This will not be the most entertaining thing you read about Donald Trump today.
It will not be the most vital insight into the ramifications of Brexit you have all week – not even close.
But it’s worth just mentioning.
We can perhaps agree that one way or another, most of what is behind Trump’s rise is much the same as what is behind the UK’s decision to leave the EU: feelings of disenfranchisement, lack, anger at others.
And we might also conclude that many of these feelings arise as a result of either having money and wanting to protect or make more of it; or not having money and wanting some.
It’s not news, of course, that our own material positions can define our politics, whichever way it ends up swinging.
But what most of us perhaps don’t give much thought to is what our money says about our values and why it is so important to align the two, given everything that is happening in the world right now.
It’s interesting that still, even in this ultra-political landscape, a time of high macro anxiety about what one man, or group of individuals, might do in the name of ideals, we see ourselves as somehow separate from it all – as consumers of the news, which is happening over there, rather than a part of it. We treat it as a talking point at dinner or the school gate, a reason to feel a bit glum, rather than the monumental consciousness shift that appears to be taking part before our eyes, but which, through the medium of media, somehow becomes reduced to a quick flick through Facebook posts on Donald’s hair while we make the dinner.
But a sense of separation between self and the world is a luxury we can no longer indulge in. Everything out there affects everything in here.
Trump’s first few days, in which he appears to be committed to do all the things he said he would, but nobody thought he would follow through on, have been the catalyst for some people to publicly connect the dots in their own lives with the dots in other people’s. The global women’s marches at the weekend were a beautiful example of millions of people overcoming this disconnect between our personal, private spheres and the public, political ones.
In these strange times, the statement: “Be the change in the world you want to see” rings more true than ever. It is hard, caught in the daily grind, to do anything other than live our little lives as best we can.
But if we invest, in either pensions or ISAs, or are thinking of doing so, then we have some power that can be exercised even when we are too busy to march.
In a politically and socially volatile world, predicting what investments will go up and what will go down becomes a lot more difficult.
The current political landscape of ups and downs, surprises and second guesses, is yet another reason to consider investing ONLY according to your own values. Because really, in the absence of truth, or reliable global or even national policies, all we have are our values. Either that, or a set of meaningless predictions.
I don’t want my fund manager to be trying to short stocks that might fall foul of Trump’s nastiest policies; I want one who takes a moral high ground and invests in renewable energy in spite of Trump’s hatred of wind farms and love of “clean” coal.
I don’t want my pension to be invested in stocks with fat dividends, such as oil companies, even if under a Trump administration, I’ll see a 5 per cent uplift on the value of my portfolio.
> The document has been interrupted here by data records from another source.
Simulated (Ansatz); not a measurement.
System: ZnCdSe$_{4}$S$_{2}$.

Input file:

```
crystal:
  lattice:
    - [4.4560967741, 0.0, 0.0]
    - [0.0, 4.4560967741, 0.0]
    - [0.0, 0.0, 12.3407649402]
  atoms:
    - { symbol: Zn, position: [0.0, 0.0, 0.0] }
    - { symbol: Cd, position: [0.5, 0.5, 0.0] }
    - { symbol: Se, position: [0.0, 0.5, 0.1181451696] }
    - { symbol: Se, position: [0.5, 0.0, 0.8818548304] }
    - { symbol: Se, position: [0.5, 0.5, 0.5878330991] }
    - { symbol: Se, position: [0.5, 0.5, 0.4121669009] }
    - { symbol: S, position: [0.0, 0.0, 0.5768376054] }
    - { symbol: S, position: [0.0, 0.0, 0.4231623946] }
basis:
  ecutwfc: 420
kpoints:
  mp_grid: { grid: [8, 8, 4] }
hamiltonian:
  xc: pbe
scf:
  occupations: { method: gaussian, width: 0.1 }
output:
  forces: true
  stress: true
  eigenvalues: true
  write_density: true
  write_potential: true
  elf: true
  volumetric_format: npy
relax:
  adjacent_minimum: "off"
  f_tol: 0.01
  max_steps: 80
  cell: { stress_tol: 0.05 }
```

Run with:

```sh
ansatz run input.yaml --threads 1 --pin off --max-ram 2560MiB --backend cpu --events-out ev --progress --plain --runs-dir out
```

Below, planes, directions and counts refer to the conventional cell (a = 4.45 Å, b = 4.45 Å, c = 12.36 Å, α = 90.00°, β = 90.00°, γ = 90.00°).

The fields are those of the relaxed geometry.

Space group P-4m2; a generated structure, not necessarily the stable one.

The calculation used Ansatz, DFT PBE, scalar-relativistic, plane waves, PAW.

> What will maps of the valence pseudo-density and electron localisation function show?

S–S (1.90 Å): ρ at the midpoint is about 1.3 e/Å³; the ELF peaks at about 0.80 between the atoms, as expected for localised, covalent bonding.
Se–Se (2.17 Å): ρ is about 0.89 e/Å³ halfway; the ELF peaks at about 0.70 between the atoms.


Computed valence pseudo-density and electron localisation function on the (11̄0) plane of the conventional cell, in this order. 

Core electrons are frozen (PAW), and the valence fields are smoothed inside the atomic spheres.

In fact, if someone drew up an “anti-Trump” portfolio now, I’d invest in it.
We’ve got to draw a line somewhere, and personally, as much as marching, I believe taking a stand means not cynically, knowingly profiting from the actions of a man who is morally repugnant, under the mistaken view that profit and principles are separate. They are not. That belief is just one of the many that has got us into this global balls-up.
The value of your investments may go up and down, but your values are a reassuring constant.
What are your values? It’s worth taking the time to think of 3. Do your investments reflect them? If not, move them.
Put your money where your morals are, and feel pleased that you are taking part in a quieter, yet equally important form of activism.